Thursday, October 12, 2006

From 52 Week Low To 52 Week High In ....... A Few Weeks?


Yesterday the world was ending and today we hear more gibberish about goldilocks. I don't know how many times I repeat myself but there is no such person and there never will be. Ever. Not with greater awareness. Not with improvements in technology. Not with greater understanding of economics. Never. And while I realize never is a long time and never say never and on and on and on. I do mean never. A fractional banking system, a central bank and human nature amongst other things will always spoil the party at some point. That doesn't mean we won't have parties. We'll likely continue to have lots of great parties. It just means they won't last forever. There will never be a goldilocks economy.

The market has become very volatile for specific sectors. One of them is retail. Recently many were at or near 52 week lows. Bebe, Coach, Target, Wal-mart, A&F, Gap, Urban Outfitters, Guitar Center and on and on and on had been routed. Coach, a tremendous brand as an example, had dropped from near $40 to the mid twenties in about three months. At that pace? Zero in another three months. Yeah, that's sustainable. Now, we whip back in the other direction in a matter of weeks. Some retailers are up 60% in that time frame. 60%! Annualized rate of return of 500% or more! Yeah, that's sustainable too.

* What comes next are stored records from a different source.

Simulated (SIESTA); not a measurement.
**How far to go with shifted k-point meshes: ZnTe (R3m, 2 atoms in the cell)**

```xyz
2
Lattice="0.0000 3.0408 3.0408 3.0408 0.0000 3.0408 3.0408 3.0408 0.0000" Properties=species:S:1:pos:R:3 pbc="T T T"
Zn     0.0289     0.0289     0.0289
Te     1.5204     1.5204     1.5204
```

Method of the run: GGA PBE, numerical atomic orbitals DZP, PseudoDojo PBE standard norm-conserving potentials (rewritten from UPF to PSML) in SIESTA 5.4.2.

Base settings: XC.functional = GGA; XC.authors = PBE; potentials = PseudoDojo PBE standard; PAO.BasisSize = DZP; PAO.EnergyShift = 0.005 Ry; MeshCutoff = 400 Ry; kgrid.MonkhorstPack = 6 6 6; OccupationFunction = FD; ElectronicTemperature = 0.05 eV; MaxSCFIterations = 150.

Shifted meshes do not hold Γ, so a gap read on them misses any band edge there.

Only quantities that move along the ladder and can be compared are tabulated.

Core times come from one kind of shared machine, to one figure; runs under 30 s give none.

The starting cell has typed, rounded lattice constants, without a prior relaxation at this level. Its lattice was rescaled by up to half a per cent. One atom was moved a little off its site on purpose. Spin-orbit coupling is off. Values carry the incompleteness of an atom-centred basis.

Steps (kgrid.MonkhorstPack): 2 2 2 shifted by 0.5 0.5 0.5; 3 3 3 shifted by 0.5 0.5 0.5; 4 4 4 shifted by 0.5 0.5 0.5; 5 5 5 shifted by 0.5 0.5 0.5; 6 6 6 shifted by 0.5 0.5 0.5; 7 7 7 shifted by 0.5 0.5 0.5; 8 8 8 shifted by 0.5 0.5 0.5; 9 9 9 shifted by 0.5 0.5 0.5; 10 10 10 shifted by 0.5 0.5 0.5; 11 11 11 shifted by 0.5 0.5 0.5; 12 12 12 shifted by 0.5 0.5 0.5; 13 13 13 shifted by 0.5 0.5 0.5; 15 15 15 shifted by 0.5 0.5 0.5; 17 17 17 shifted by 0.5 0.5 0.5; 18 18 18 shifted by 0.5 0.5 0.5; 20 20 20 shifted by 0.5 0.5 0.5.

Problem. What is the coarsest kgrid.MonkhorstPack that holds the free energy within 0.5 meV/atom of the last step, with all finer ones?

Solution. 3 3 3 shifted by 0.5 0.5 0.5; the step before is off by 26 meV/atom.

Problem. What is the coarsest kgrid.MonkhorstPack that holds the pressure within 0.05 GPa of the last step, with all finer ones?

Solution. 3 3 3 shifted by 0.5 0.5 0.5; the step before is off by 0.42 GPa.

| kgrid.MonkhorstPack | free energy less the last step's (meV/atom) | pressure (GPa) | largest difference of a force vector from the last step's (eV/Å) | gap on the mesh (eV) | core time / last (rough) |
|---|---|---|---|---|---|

So much for efficient market theory. The first thing you should realize is most people on Wall Street don't really know any more than an informed individual investor. If they did, we wouldn't be seeing the market action I am writing about in this post. If they did, we wouldn't have seen stocks lose $13 trillion in value post 2000. The sooner you realize this, the better investor you will become. Why? Because you will start to question the gibberish everyone wants to feed you and start to educate yourself and pick advisors or investments which have a positive track record in good times and bad.

Back to retail. Target has gone from a 52 week low to a 52 week high in a matter of weeks. In the process, it has been rising at an annualized rate of return around 250%. Bear markets are exemplified by fast and furious rallies. But we are not in a bear market you say. Well, only hindsight will tell you the answer to that question but I am more confident than ever this is a topping process for what will likely be a significant top. Why? Not opinions or guesses. Measurements and models. So, what happened with this August to October rally? Well, I'm too lazy to check all of the stocks but I would assume there was a rather healthy short interest accumulated in retail amongst other places. I suspect so because one of my long term holdings went ballistic after being very weak earlier this year. Why? Short interest in the stock built up rather substantially and provided a pleasing reward to short killers.

You must always remember that the Generals are a potent force regardless of whether the market is going up or going down. So, I would guess this rally was about the Generals teaching some hedge funds and brash short sellers a few old tricks. Have the fortunes of Target, a $55 billion retailer, changed enough to warrant a continued assault at this pace? Oh please you know the answer to that.